The judgment is affirmed.

Broussard, J., and Reynoso, J., concurred.

After the accident, defendant inspected the lift and discovered that someone had “tied down” the basket with chains and wire. Lopez testified that McAnally had attached the chains and wire to compensate for the missing stabilizing cable, but McAnally denied that claim, stating that he had simply removed the broken cable.

The bailment instruction read as follows: “When one gives possession and the right to use personal property to another and the latter agrees to return the same property to him at a future time, the transaction is known in law as a bailment. The person who gives possession is known as a bailor. The person who takes possession is known as a bailee. When the bailment is for the benefit of both parties or for the sole benefit of the bailor, the bailor has a duty to those whom he should expect to use the property, or be endangered by its probable use, to use reasonable care to make it safe for use in a manner for which, and by a person for whose use, it is bailed, or to disclose its actual condition to those who may be expected to use it. A failure to fulfill that duty is negligence.”

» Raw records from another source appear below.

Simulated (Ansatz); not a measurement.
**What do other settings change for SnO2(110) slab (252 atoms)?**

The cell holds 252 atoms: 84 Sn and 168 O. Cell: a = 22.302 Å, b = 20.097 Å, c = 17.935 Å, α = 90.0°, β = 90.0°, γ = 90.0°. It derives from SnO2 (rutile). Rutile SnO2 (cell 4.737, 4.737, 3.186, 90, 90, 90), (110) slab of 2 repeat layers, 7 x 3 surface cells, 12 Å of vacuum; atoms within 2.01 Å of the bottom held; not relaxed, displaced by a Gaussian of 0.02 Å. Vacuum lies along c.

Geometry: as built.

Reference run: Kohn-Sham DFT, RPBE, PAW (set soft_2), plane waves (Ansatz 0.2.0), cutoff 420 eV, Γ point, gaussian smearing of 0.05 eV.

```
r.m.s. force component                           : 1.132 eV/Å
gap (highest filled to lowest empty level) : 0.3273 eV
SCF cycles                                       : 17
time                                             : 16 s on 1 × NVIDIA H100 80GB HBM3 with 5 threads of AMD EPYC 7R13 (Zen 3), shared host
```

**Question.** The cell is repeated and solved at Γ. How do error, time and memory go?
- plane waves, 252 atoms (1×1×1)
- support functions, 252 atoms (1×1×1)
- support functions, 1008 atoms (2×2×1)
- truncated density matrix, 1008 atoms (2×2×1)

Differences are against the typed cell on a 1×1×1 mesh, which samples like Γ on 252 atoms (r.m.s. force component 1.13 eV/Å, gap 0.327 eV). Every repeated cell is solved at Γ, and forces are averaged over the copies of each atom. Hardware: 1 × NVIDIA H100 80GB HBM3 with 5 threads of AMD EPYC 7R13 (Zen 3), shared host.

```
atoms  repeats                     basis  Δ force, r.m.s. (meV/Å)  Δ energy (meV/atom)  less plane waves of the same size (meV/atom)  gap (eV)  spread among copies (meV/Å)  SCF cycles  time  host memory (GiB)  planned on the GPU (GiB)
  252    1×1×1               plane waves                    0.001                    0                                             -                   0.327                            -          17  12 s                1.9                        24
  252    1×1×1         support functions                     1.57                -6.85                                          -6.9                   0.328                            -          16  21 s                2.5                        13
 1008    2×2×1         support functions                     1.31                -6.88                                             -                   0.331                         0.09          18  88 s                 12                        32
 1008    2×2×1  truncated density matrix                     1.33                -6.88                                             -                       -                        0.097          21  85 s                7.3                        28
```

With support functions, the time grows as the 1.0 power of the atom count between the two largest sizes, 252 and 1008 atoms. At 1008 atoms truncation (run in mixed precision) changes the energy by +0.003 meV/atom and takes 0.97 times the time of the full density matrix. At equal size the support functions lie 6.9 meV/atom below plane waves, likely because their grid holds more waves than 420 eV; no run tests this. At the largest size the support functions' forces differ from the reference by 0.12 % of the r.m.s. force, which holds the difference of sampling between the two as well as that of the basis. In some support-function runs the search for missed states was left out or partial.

Plaintiff’s special instruction No. 5 read as follows: “The duty of the owner of a vehicle is to use due care in the operation and control of the vehicle. In the absence of special circumstances an owner of a vehicle has no duty to control the conduct of third persons resulting from the keys having been left in the vehicle, [f] However, where the owner knew or should have known of special circumstances which create a reasonably foreseeable risk of harm from the use or operation of the vehicle, if the keys are left in the vehicle, then the owner of the vehicle has a duty to use reasonable care to protect the general public from such risks, [fl Evaluation of the evidence to determine if special circumstances exist should include a consideration of the foreseeability of the chance of someone intermeddling with the vehicle, as well as the magnitude of potential harm or injury from use of the vehicle. You may take into consideration the type of vehicle, the location where the vehicle was left, the condition of the vehicle, and all other factors which are established by the evidence. [K] If from your consideration of the evidence you find that the owner of the vehicle knew or should have known of the existence of special circumstances which created a reasonably foreseeable risk of harm or injury from the potential use of the vehicle, then you shall find that the owner had a duty to use due care to protect third persons from harm arising from its operation, [t] The failure to fulfill such duty is negligence. ”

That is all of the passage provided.